TRENTON, N.J. --
Sept. 11 conjures varied memories for Yolanda Coleman.
For most of her life, she knew the date as her father's birthday.
Three years ago, the businesswoman was working in lower Manhattan and watched firsthand as the World Trade Center towers crashed down.
Now, Coleman and fianc De Carlos Gamboa plan to put their own stamp on the date _ by getting married.
"At first I was a little mixed," said Coleman, 35, of Piscataway. "I think three years later there's a bit of distance. We want to replace those negative memories with something that's positive."
New Jersey couples-to-be and wedding facilities find themselves conflicted this year _ the first time that Sept. 11 has fallen on a Saturday since before the terrorist attacks. The state's proximity to New York, with its many commuters who head into the city, still finds many grieving for loved ones and colleagues. Nevertheless, steep discounts and the wedding season's limited number of choice dates are expected to help draw couples to the altar.
"It really does strike people as, 'Boy, that's a hard anniversary' and not enough time has gone by and, especially in our area, many of us know people who were killed," said Sharon Naylor, a Madison-based author of 23 books on wedding planning.
On the other hand, said Naylor, "It is a Saturday in September and those days are not so easy to find." Kyle Brown, head of the Bakersfield, Calif.-based Bridal Association of America, said his informal research shows that that nearly three times the number of brides are registered for Sept. 18 compared to Sept. 11.
Based on the work done by his invitation printing business, Brown said the date appears to be eschewed by all but some military couples who have told him they want to "honor" the day by being married.

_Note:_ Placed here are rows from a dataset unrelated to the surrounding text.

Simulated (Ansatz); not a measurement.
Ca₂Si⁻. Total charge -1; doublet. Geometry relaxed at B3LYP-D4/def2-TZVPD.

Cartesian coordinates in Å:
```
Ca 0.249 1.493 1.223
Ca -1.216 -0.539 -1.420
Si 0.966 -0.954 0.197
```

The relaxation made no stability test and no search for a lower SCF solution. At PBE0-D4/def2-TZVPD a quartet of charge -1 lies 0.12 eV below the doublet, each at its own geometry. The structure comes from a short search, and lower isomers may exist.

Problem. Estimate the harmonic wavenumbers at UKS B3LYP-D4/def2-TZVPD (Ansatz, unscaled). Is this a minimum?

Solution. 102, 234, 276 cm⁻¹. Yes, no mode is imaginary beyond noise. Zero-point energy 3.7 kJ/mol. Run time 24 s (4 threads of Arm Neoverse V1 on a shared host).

Erik Kent, who runs a wedding planning site, NJWeddings.com, said some of the couples he assists are getting married on Sept. 11. But more are choosing the Saturday before or after, he said.
Coleman said she expects to save as much as $6,000 on her 200-person wedding at a West Orange banquet hall that features what she called "Old World charm" and French doors opening to gardens. There, guests will hear the bride and groom's African American and Guatemalan backgrounds reflected by a band playing R&B and Latin music, and by watching Coleman and Gamboa, of East Orange, "jump the broom" _ an African American ritual created by slaves who could not legally marry. She's also planning a moment of silence.
Jacqueline Farthing refused to get married at the Ramada Inn in Toms River on Sept. 11.
"That was the absolutely only time they had available and I said no, I'd rather do it in August," said Farthing, 29, a Trenton teacher who lives in Toms River. "I just don't want my anniversary to be the anniversary of all those deaths."
A cancellation allowed her to scoop up a reservation for Friday night, Sept. 10.
One man in Farthing's wedding party lost his brother-in-law in the attacks; she is planning a morning prayer service during a day-after brunch.
Couples who do choose Sept. 11 for their weddings should try to be sensitive to invitees who may be offended "because there is no right way to feel," said Millie Martini Bratten, editor-in-chief of Bride's magazine.
Bratten said she has found the date is more an issue on the East Coast, especially around New York area, Pennsylvania and Washington, D.C., where the four planes crashed.
She said people who got married in the days and weeks after Sept. 11, 2001, had to make similar emotional decisions.
"Life goes on and there is great happiness and weddings are all about hope and the future," Bratten said. "There's no need to be ashamed of happiness."
Nancy Androsky, a Byram Township native, said Sept. 11 worked out for a variety of reasons. Considerations included her fianc De's brother heading to college in August, and Jewish relatives who will be observing holidays in late September.
"Once we say it, everyone kind of just pauses for a second and some people react, 'Why did you choose that day?' But it doesn't bother us," said Androsky, 24. "We get it from everybody. It's the day we chose and we're happy with it, and if they're not, it is their problem."
By now, Androsky's initial worries about the date have taken a back seat to preoccupation with more typical details, such as her Mount Olive reception site's three serving stations _ pasta, salad and carving, with turkey and roast beef _ and the purple and white rose bouquet she will carry.
"It is a sad day and we're going to make a happy memory of the day," said Androsky, of Ellicott City, Md.
That sentiment may be a tougher transformation for a venue such as The Bernards Inn in Bernardsville, about 40 miles from New York City.
There are tentative plans to host a birthday party at the inn this Sept. 11, but no wedding receptions are booked that day.
The inn held six funeral and memorial services for people who died Sept. 11 three years ago, on what assistant general manager Diane Carr says has "almost become a reverent day."
"We are extremely sensitive to it because we lost so many people and a lot of the brides that might be coming here to look at us for a wedding site may have lost family members or friends and out of respect for that they would not pick a wedding day that might be sad," Carr said.
She said she has gingerly approached brides, offering discounts as low as $100 per person _ rather than the usual $160 _ for five hours of open bar, food and a wedding cake. While every other weekend at the inn is booked, with weddings also planned for Sept. 10 and Sept. 12, Carr said nobody has paused to even consider that Saturday.
"It'll probably be the last possible day that somebody wants to pick. I think it's going to be a long time before somebody picks it as a wedding day," she said.